It’s great to see the enthusiasm and talent of the K–3 group (which has been growing so rapidly that the hall that is rented for the Science Fair is no longer big enough), but that enthusiasm and talent seems to dissipate rapidly around middle school—there are still a lot good middle-school projects, but there are also a number of kids just going through the motions and only a few are continuing to do science fair once they are not required to.  I see more evidence of parental over-involvement at middle school than at elementary school (though that may be due to the selection processes at the different feeder schools, rather than inherent in the age groups).  I didn’t see any evidence of over-involvement in my category this year—if anything, I saw the opposite, with students not getting critical guidance so that they could do a really meaningful project.

One very sad part of the county science fair is how few high school students participate.  There are no school-level fairs in our county at the high school level, and little or no encouragement of individual projects.  This year I think we had 23 projects from high school students, out of a population of about 7500 high school students—about 0.3%.    According to the statistics from the Bureau of Labor Statistics, the various STEM categories add up to about 6% of the workforce (not counting healthcare, which would double the number, and not counting several related occupations, like high-school science teachers, scientific sales, science and engineering managers, …).  So even with very conservative counting, we’re short by a factor of 20 in this county.  I’d be satisfied if even 1–2% of the high school students were entering science fair, but we’re nowhere close to that number, and the participation at the high-school level is shrinking, not growing, each year.

The problem is not strictly a local one—most places see a drop in participation from middle school to high school, but I don’t think many are as extreme as here.  There are some places in the US where high school science fair is big—what have they done differently?

Lots of organizations have seen the problem of high school students losing interest in science fair, and they have put up cash prizes and other incentives for high school students, but (in this county anyway), no one is taking the bait.  We need to find a way to get high-school students excited about doing science or engineering projects, and I don’t know what would stimulate that excitement.
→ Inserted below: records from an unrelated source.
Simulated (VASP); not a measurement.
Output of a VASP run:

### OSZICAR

Many (most?) of the good projects in middle school and high school came from home-schooled kids or kids getting a lot of after-school education from mentors or parents.  This may be related to the point that good science fair projects take time and require passion on the part of the students, and the local schools (public, private, and charter) don’t provide a good environment for projects that take time nor for students to show passion—way too much busywork and time wasted preparing for standardized tests.